Tianheng Qiu, Ka Lung Law, Guanghua Pan, Jufei Wang, Xin Gao, Xuan Huang, Hu Wei

TL;DR

This paper addresses the challenge of unsupervised domain adaptation for single-stage object detectors, focusing on YOLO under domain shifts. It introduces CLDA-YOLO, a teacher–student framework augmented with uncertainty-aware pseudo-labeling, dynamic data augmentation, and a multi-stage visual contrastive learning strategy that aligns backbone and head features across domains. The approach achieves state-of-the-art or competitive results across multiple domain-shift benchmarks, notably outperforming prior DAOD methods on Cityscapes→Foggy Cityscapes, and demonstrates effective component-wise gains via ablations. The method provides a fast, scalable solution for cross-domain detection with practical implications for real-world deployments of YOLO in varied environments.

Abstract

Unsupervised domain adaptive (UDA) algorithms can markedly enhance the performance of object detectors under conditions of domain shifts, thereby reducing the necessity for extensive labeling and retraining. Current domain adaptive object detection algorithms primarily cater to two-stage detectors, which tend to offer minimal improvements when directly applied to single-stage detectors such as YOLO. Intending to benefit the YOLO detector from UDA, we build a comprehensive domain adaptive architecture using a teacher-student cooperative system for the YOLO detector. In this process, we propose uncertainty learning to cope with pseudo-labeling generated by the teacher model with extreme uncertainty and leverage dynamic data augmentation to asymptotically adapt the teacher-student system to the environment. To address the inability of single-stage object detectors to align at multiple stages, we utilize a unified visual contrastive learning paradigm that aligns instance at backbone and head respectively, which steadily improves the robustness of the detectors in cross-domain tasks. In summary, we present an unsupervised domain adaptive YOLO detector based on visual contrastive learning (CLDA-YOLO), which achieves highly competitive results across multiple domain adaptive datasets without any reduction in inference speed.

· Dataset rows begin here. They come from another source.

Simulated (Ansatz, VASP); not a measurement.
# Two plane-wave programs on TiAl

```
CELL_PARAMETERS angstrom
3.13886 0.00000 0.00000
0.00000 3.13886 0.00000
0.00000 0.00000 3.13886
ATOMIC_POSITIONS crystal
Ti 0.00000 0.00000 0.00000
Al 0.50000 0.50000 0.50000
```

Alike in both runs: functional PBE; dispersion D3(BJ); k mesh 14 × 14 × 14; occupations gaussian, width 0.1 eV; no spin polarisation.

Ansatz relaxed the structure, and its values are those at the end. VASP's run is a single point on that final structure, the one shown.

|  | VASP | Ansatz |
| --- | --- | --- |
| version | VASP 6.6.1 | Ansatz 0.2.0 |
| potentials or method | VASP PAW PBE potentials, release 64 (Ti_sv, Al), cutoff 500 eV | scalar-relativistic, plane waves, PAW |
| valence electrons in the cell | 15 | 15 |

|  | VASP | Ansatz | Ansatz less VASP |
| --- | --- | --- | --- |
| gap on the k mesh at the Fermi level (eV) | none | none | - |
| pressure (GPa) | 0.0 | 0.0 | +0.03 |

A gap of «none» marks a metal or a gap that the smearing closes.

CLDA-YOLO: Visual Contrastive Learning Based Domain Adaptive YOLO Detector

TL;DR

This paper addresses the challenge of unsupervised domain adaptation for single-stage object detectors, focusing on YOLO under domain shifts. It introduces CLDA-YOLO, a teacher–student framework augmented with uncertainty-aware pseudo-labeling, dynamic data augmentation, and a multi-stage visual contrastive learning strategy that aligns backbone and head features across domains. The approach achieves state-of-the-art or competitive results across multiple domain-shift benchmarks, notably outperforming prior DAOD methods on Cityscapes→Foggy Cityscapes, and demonstrates effective component-wise gains via ablations. The method provides a fast, scalable solution for cross-domain detection with practical implications for real-world deployments of YOLO in varied environments.

Abstract

Unsupervised domain adaptive (UDA) algorithms can markedly enhance the performance of object detectors under conditions of domain shifts, thereby reducing the necessity for extensive labeling and retraining. Current domain adaptive object detection algorithms primarily cater to two-stage detectors, which tend to offer minimal improvements when directly applied to single-stage detectors such as YOLO. Intending to benefit the YOLO detector from UDA, we build a comprehensive domain adaptive architecture using a teacher-student cooperative system for the YOLO detector. In this process, we propose uncertainty learning to cope with pseudo-labeling generated by the teacher model with extreme uncertainty and leverage dynamic data augmentation to asymptotically adapt the teacher-student system to the environment. To address the inability of single-stage object detectors to align at multiple stages, we utilize a unified visual contrastive learning paradigm that aligns instance at backbone and head respectively, which steadily improves the robustness of the detectors in cross-domain tasks. In summary, we present an unsupervised domain adaptive YOLO detector based on visual contrastive learning (CLDA-YOLO), which achieves highly competitive results across multiple domain adaptive datasets without any reduction in inference speed.

Paper Structure

This paper contains 11 sections, 8 equations, 5 figures, 6 tables.

Figures (5)

  • Figure 1: Comparison of mAP@.5 results under two experiment settings, our proposed method obtains the best performance.
  • Figure 2: The overall architecture of the proposed CLDA-YOLO. Following the teacher-student cooperative learning architecture, we built a domain adaptive architecture for YOLO detector, where the teacher model generates pseudo-labels to compute distillation loss and uncertainty loss, the student model computes the source-domain supervised loss and distillation loss in addition to the contrastive alignment loss that we additionally set in order to enable the detector to perform a coherent alignment on the backbone and the head, respectively.
  • Figure 3: Simple schema of our Contrastive Learning-based Alignment. For each box, we provide tuple to describe it, which means (features, confidence, category). The queue update is executed after the whole batch has been computed.
  • Figure 4: Comparison of CLDA-YOLO's prediction visualization, with images of normal weather, rainy day, and foggy day, from left to right, with Source-Only model's detection results in the first row, and CLDA-YOLO in the second row.
  • Figure 5: Feature visualization of Cityscapes $\rightarrow$ Foggy Cityscapes by T-SNE, which generated by each detector head. Categories and domains are distinguish by marker and color respectively. Zoom in for more detailed view.